Tension sucks your readers and audiences into your stories. In his book, Your Screenplay Sucks, William M. Akers urges us to keep ramping up the tension of our tales. The tension he is referring to here is different from shoot-outs and car chases – that’s chiefly excitement through action, not tension.
True tension is coiled up inside difficult moral choices: Which one of her two children does a mother sacrifice to save the other — Sophie’s Choice. Does the father in Mast lower the drawbridge to prevent the train from falling into the river, or does he leave it up and avoid crushing his son who has fallen into the lifting mechanism of the bridge?
Not all choices have to be world changing. They can be small, as long as they are significant to the characters who make them. In Remains of the Day, Anthony Hopkins keeps the inquisitive Emma Thompson from seeing the title of the book he is reading. It’s a small action in the scene, but the tension in her wanting to know is palpable.
“Tension spring-loads your story. It keeps it taut and delivers a walloping release at the end.”
Higher stakes need higher sacrifices to resolve them. Whether the stakes are world domination as in a James Bond movie, or merely the control of your home, they are still high for the affected characters. If your characters don’t have everything to lose, ratchet up the stakes and keep doing so as the story progresses to keep the tension high.
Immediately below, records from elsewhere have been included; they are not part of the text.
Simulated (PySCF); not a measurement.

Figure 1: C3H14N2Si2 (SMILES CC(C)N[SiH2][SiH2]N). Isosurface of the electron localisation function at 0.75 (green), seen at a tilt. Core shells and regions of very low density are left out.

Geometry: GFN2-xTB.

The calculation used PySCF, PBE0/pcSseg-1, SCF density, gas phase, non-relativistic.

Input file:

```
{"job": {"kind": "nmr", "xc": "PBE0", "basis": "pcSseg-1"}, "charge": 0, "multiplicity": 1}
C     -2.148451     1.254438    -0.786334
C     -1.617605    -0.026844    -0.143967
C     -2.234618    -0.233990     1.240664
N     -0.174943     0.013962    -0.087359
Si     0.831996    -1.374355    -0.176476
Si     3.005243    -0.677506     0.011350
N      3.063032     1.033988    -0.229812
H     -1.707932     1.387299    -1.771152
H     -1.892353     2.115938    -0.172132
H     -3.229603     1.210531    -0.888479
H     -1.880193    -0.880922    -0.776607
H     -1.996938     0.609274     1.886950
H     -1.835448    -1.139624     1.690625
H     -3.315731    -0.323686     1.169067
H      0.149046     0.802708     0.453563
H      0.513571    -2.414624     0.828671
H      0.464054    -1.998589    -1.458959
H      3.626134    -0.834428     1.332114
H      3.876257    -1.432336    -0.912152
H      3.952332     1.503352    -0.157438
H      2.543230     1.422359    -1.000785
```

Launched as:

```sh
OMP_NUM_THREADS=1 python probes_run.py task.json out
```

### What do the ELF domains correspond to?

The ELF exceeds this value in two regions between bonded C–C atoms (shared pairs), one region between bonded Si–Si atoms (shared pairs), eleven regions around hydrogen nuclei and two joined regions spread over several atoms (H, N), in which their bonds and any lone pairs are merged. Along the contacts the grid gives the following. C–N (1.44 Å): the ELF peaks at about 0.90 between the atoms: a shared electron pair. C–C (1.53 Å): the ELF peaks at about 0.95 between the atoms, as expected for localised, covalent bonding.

In A Few Good Men, Tom Cruise is trying a big case which will send his client to prison for a long time, if he loses. But later in the story, the stakes rise even more. If Cruise gambles on turning the tables on the Jack Nicholson character, and fails, not only will he lose the case, it will cost him his Navy legal career. For a man living in the shadow of his father, the previous U.S. Attorney General, the stakes are high indeed.
In filling your story with tension, ask yourself the following questions: What are the stakes for my hero and how can I raise them? What is the moral choice he faces, and what does he stand to lose if he makes the wrong one? Correctly structuring the tension in your story will make for a more gripping tale.
Summary
Keep the tension high in your stories by resenting your hero with difficult moral choices.